An important step in building and running a successful scoring model is its validation. Since validation techniques are applied not just to scoring models but also to agency ratings and other measures of default risk, they are described separately in Chapter 7.
LINKING SCORES, DEFAULT PROBABILITIES AND OBSERVED DEFAULT BEHAVIOR
A score summarizes the information contained in factors that affect default probability. Standard scoring models take the most straightforward approach by linearly combining those factors. Let x denote the factors (their number is K) and b the weights (or coefficients) attached to them; we can represent the score that we get in scoring instance i as:
It is convenient to have a shortcut for this expression. Collecting the b’s and the x’s in
column vectors b and x we can rewrite (1.1) to:
If the model is to include a constant b1, we set xi1 =1 for each i.
Assume, for simplicity, that we have already agreed on the choice of the factors x – what is then left to determine is the weight vector b. Usually, it is estimated on the basis of the observed default behavior. Imagine that we have collected annual data on firms with factor values and default behavior. We show such a data set in Table 1.1.
Note that the same firm can show up more than once if there is information on this firm for several years. Upon defaulting, firms often stay in default for several years; in such cases, we would not use the observations following the year in which default occurred. If a firm moves out of default, we would again include it in the data set.
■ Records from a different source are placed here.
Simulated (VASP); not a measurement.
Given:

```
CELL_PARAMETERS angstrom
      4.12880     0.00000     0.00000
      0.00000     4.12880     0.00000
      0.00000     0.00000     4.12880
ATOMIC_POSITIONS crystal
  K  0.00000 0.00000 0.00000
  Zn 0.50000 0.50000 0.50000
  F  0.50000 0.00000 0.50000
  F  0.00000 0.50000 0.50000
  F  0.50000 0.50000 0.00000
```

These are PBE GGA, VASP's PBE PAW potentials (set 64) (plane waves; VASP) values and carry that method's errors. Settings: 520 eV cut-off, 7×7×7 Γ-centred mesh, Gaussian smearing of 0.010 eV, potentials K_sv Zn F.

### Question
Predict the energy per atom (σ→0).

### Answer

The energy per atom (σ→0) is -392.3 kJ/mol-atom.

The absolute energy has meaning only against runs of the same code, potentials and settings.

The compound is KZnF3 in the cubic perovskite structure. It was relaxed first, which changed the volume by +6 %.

The default information is stored in the variable yi. It takes the value 1 if the firm defaulted in the year following the one for which we have collected the factor values, and zero otherwise. The overall number of observations is denoted by N.
The scoring model should predict a high default probability for those observations that defaulted and a low default probability for those that did not. In order to choose the appropriate weights b, we first need to link scores to default probabilities. This can be done by representing default probabilities as a function F of scores:
Models that link information to probabilities using the logistic distribution function are called logit models.
In Table 1.2, we list the default probabilities associated with some score values and illustrate the relationship with a graph. As can be seen, higher scores correspond to a higher default probability. In many financial institutions, credit scores have the opposite property: they are higher for borrowers with a lower credit risk.
In addition, they are often constrained to some set interval, e.g. 0 to 100. Preferences for such characteristics can easily be met. If we use (1.4) to define a scoring system with scores from −9 to 1, but want to work with scores from 0 to 100 instead (100 being the best), we could transform the original score to myscore = −10 × score + 10.
2. The Structural Approach to Default Prediction and Valuation
Structural models of default risk are cause-and-effect models. From economic reasoning, we identify conditions under which we expect borrowers to default and then estimate the probability that these conditions come about to obtain an estimate of the default probability.
For limited liability companies, default is expected to occur if the asset value (i.e. the value of the firm) is not sufficient to cover the firm’s liabilities. Why should this be so? From the identity
Asset value = Value of equity + Value of liabilities
and the rule that equity holders receive the residual value of the firm, it follows that the value of equity is negative if the asset value is smaller than the value of liabilities. If you have something with negative value, and you can give it away at no cost, you are more than willing to do so.
This is what equity holders are expected to do. They exercise the walk-away option that they have because of limited liability and leave the firm to the creditors. As the asset value is smaller than the value of liabilities, creditors’ claims are not fully covered, meaning that the firm is in default. The walk-away option can be priced with standard approaches from option pricing theory.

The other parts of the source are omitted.